Last month, at the Flash Memory Summit, a startup called  NxGnData founded two years after we proposed DAWN announced a flash memory controller that would pretty much implement it. They claim:
  • Architectural features to deliver consistent performance and low power draw,
  • Best-in-class variable code rate LDPC-based ECC (Low-Density Parity-Check Error Correcting Codes) to extract the maximum endurance from flash devices,
  • Advanced signal processing capability enabling the use of MLC and TLC down to 1z-nm geometries,
  • Be the first in the industry with in-storage computation capability: In-Situ Processing,
  • Software-defined media channel architecture enabling Flash-agnostic SSD solutions,
  • Enablement of ultra-high capacity, low-cost TLC solutions for cold storage SSD.

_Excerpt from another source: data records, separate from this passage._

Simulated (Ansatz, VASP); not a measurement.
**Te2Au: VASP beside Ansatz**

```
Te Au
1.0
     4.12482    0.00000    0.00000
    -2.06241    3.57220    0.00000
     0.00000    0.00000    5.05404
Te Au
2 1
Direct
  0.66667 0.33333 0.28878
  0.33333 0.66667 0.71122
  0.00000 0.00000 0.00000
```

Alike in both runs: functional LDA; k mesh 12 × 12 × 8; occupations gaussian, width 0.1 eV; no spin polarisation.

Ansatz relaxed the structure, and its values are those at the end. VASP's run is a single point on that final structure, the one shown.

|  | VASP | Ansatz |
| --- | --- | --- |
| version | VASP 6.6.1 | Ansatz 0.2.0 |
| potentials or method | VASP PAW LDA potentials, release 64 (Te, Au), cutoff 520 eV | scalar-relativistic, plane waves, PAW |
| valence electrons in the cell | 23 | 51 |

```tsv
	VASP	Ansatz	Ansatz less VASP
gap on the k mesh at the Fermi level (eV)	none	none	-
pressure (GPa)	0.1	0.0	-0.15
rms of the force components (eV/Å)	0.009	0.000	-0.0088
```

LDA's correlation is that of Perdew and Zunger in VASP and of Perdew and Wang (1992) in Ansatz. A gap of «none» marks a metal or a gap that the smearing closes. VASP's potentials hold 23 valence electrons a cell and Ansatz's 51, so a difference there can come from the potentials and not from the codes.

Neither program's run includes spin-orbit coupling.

In-situ processing? “The company believes that by moving computational tasks closer to where the data resides, its intelligent storage products will considerably improve overall energy efficiency and performance by eliminating storage bandwidth bottlenecks and the high costs associated with data movement.”
They are obviously thinking along the same lines that we were, and Facebook is about cold storage in TLC flash. Others in the storage industry are too, as evidenced by Seagate and Western Digital announcing Ethernet-connected disk drives. WD's drives even run Linux.